I should have known better.
I never remember the things that matter.
I wish I could take it back.
I have somehow loss all grammar and spelling skills.
I don't understand why you never get it.
I really want a diet coke.
I really want to eat something with all kinds of sugar and tasty goodness.
I am not really sure why Glee makes me smile.
I find it comical that nights when everyone is asleep but me, all I hear is thoughts racing thru my head rather than silence.
I don't know if many people can handle me.
I don't think I can handle many people.
I wonder if I am anti~social, but not on purpose, by accident.
Is anything really an accident?
Where are my keys? Why can't I ever find my phone ?
Do I even want it?
Did someone see my diet coke? Oh wait, there isn't any... none at all... so tempted to drive to the Thortons just for a sip. I feel like a ,you know, I am funky not a junky but I know to get it bit...
I was driving yesterday morning with the twins in the car, listening to old Grateful Dead tunes.. and totally forgot where we were going, but it was awesome, because the three of us were singing our hearts out... to " cold rain and snow" and you know when Jerry just belts out his chorus, the boys do to and it gives me chills.
That's just me getting caught up in the joys of being a Mom, with kids that love music.. thank you powers that be for that one.

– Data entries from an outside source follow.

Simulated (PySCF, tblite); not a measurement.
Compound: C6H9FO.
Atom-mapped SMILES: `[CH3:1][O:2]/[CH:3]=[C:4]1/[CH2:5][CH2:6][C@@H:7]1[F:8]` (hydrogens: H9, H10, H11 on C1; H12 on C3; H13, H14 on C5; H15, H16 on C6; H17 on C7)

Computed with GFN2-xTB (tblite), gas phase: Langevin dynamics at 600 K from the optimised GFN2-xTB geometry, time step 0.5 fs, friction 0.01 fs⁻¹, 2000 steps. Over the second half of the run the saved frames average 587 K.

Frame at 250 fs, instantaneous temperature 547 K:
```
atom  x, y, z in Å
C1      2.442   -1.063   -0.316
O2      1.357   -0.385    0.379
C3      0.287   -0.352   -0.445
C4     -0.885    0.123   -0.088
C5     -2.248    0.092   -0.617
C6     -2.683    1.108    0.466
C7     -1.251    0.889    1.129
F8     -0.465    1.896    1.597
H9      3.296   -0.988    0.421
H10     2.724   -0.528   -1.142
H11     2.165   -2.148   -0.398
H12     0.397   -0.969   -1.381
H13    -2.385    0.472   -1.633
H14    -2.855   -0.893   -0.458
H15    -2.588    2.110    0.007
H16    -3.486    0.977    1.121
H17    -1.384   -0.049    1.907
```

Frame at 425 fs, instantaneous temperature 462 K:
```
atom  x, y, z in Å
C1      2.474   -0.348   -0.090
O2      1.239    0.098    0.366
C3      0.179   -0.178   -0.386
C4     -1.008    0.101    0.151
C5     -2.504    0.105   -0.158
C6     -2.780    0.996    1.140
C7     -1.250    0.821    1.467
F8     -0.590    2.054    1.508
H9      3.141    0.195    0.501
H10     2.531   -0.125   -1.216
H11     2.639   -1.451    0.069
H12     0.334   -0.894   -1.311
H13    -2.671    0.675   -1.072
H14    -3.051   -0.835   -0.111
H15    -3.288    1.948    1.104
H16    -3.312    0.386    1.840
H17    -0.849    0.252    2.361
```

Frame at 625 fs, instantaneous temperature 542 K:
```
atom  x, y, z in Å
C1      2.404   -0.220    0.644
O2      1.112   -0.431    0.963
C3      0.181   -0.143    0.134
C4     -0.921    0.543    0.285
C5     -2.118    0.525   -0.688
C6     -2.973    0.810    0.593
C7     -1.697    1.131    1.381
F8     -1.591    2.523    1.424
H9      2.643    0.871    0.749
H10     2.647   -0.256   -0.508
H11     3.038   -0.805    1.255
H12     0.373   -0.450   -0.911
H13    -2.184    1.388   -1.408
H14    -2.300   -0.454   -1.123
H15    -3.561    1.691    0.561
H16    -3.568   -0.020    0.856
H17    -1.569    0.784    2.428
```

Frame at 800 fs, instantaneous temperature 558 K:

Then today when  I was putting away laundry, the boys got very, very quiet, I knew at that moment something was brewing... and what did I discover??
Two adorable blondes, covered in Orange paint.
All this while I am humming along in the closet putting away laundry, that I forgot I had even washed on SUnday...
ODE TO SPACE...
bring back my phone, my keys, my senses... If you stumble upon a DC drop it on my door step.